Interestingly, the market's predictions for future gold prices are completely opposite. The World Bank is relatively pessimistic, believing that the speculative frenzy of the past few months has partially subsided, and the upward momentum for gold and silver has significantly slowed. They forecast that the average gold price in 2026 will be around $4,700, then fall back to $4,300 in 2027. But Deutsche Bank's view is much more aggressive, believing that global central banks will continue increasing their gold holdings, and the rally in gold is far from over. They even predict that if emerging market central banks push their gold reserves to 40%, gold could reach $8,000 within the next five years.

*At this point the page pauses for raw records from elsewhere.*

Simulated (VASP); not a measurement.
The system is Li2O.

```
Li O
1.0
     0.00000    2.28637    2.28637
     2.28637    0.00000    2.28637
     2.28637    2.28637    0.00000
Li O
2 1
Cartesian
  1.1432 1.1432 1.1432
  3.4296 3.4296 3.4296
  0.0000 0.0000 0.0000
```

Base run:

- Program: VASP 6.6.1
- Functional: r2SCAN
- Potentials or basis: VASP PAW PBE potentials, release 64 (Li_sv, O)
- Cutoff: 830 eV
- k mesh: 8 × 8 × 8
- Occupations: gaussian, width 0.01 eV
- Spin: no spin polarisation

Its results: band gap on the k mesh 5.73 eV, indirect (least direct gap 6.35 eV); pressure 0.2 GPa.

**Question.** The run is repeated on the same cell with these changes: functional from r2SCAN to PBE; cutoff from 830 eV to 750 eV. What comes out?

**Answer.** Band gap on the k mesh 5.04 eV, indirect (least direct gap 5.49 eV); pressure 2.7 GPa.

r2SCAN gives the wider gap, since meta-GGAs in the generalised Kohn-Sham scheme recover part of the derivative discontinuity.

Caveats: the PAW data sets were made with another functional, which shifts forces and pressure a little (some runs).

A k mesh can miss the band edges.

This huge divergence reflects the real dilemma in the market regarding gold price trends. On one side are concerns about inflation and expectations of rate hikes; on the other are the support from central banks' continued accumulation. From the perspective of gold price forecasts, the key still depends on how the situation in the Middle East evolves. If the conflict exceeds expectations, crude oil could stay high at $95–$115, supporting precious metals; if it eases quickly, oil prices will fall back, and the upward momentum for precious metals will indeed be limited.
I personally think that at this stage, the gold price trend depends more on the pace of geopolitical developments. In the short term, high energy costs will continue to support prices, but in the long run, it still depends on the global economic fundamentals and central bank policy directions. For investors, now may be the time to observe more cautiously rather than blindly chase higher.